Thursday, January 28, 2010

Nonprofits and Foundations

This blog post is just to point out two very good columns on the relationships between nonprofit organizations and foundations--from the nonprofit perspective. [Gee, I really hope some foundation folks read this.]

We Really Need to Talk
First, in the February issue of Fast Company (yes that entrepreneurship and "new economy" magazine has some good nonprofit stuff in it.) Nancy Lublin has a great column that is "an open letter to her powerful 'friends' at foundations." (You can see the whole column here.) She lists a few things her "friends" need to stop doing "which would vastly improve our relationship."
  1. Stop thinking you know everything
  2. Stop mistaking marketing for overhead--and stop hating overhead"
  3. Stop funding redundancy
  4. Stop thinking that newer is better.
In return, Nancy promises "to stop calling 'for advice' or 'just to check in' when that's never the point of the conversation. We both know what I really want: your check."

I urge you to read the whole column. Some great things to think about for foundation staff and for nonprofit staff.

Unreachable Stars
If you subscribe to the Nonprofit Quarterly, check out the last page of the current issue (Winter 2009). There is a great column on a current trend in the foundation world to adopt broad reaching goals like "Ending poverty in ten years and changing the face of philanthropy" (that's just a paraphrase but if you've worked with many foundations, you've run into that kind of goal). The column by Phil Antrhop starts with the lyrics of The Impossible Dream from Man of LaMancha.

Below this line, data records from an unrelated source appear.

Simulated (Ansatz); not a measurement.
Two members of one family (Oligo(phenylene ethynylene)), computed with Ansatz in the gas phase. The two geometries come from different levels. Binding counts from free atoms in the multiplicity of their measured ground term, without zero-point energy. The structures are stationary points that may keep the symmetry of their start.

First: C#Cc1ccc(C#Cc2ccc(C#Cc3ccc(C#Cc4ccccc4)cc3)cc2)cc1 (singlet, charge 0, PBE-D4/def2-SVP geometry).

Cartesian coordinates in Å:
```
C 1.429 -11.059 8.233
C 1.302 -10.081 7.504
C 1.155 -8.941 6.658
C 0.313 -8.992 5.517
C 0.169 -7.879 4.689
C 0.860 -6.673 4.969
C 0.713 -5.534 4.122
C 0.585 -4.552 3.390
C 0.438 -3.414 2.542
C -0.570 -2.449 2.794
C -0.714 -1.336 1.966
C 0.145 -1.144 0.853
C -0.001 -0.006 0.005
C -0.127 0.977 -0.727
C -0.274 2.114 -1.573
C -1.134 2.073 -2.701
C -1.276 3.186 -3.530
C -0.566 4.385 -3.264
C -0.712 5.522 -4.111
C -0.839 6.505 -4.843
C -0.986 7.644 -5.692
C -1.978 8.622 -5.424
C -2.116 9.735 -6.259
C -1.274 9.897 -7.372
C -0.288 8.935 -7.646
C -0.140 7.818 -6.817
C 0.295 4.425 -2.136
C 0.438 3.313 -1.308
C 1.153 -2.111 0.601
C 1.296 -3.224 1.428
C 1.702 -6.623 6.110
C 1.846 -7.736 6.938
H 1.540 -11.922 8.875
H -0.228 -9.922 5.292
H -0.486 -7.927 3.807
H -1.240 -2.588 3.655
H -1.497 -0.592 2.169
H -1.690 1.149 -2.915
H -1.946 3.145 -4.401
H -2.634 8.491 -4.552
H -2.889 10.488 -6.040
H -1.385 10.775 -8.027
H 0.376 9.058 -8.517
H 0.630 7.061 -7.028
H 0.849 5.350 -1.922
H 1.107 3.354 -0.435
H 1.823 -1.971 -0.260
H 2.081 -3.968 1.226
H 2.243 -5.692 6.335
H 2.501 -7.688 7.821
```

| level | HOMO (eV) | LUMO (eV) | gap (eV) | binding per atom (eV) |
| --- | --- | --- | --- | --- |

The column points out that many of these broad foundation goals plan on achieving them in 10 years. It further notes that all the board members at the foundation and most of the management at the foundation will have left long before the 10 years are up. Where's the accountability in that set-up?

I really wanted to include a link to the article but it is behind a pay-wall. So the Nonprofit Quarterly wants to impact the nonprofit world but puts their material behind a pay-wall. Isn't that a little counter productive?